Using First Person When Your Narrator Is A Jerk

the jerkI’m three chapters and over three thousand words into writing my WIP.  I reached a point yesterday where I stared at a passage and just didn’t know how I was going to write it in third person singular and get the true nuances of what my main character was feeling or what he was thinking without going into some long narrative about the past.

This would have taken my reader out of the action and bogged down the story.  I also don’t want my reader to get too far into the head of Guillermo March, because let’s face it, he’s kind of a cynical jerk.

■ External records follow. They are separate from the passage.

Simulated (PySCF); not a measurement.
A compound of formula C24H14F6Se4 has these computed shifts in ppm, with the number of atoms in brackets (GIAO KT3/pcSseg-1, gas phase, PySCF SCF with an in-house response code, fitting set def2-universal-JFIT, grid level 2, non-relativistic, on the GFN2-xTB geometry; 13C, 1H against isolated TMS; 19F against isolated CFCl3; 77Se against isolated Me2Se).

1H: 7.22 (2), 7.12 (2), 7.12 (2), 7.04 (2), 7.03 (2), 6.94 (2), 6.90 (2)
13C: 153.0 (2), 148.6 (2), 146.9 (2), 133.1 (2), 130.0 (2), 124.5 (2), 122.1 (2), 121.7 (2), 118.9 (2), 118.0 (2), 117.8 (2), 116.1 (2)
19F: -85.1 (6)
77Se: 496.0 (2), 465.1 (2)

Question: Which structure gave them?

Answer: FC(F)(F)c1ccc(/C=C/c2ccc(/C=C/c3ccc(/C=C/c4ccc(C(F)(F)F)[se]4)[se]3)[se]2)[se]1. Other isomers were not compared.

Guillermo is one of 46 hold-out humans living on the planet C’Tuul somewhere far from their abandoned solar system.  He is a member of what is left of the human race, and because of their desperate situation, is terribly cynical and in many ways has lost all need to care about anything.  Most of the humans are sterile, and their food has to be processed a certain way to remove the deadly organics that permeate every water molecule on C’Tuul.  Because the humans conquered and subjugated the C’Tuulians for so long, they are a little reluctant to help the dying human race.  Guillermo is also the sole police officer in charge of keeping the humans in line…and there is a lot of crime.

A few problems arise when we have a narrator who is gratingly cynical and angry at the world:

  1. Will my narrator rub the reader the wrong way?
  2. Will my narrator’s voice become unreliable?
  3. Can I sustain this voice throughout the novel?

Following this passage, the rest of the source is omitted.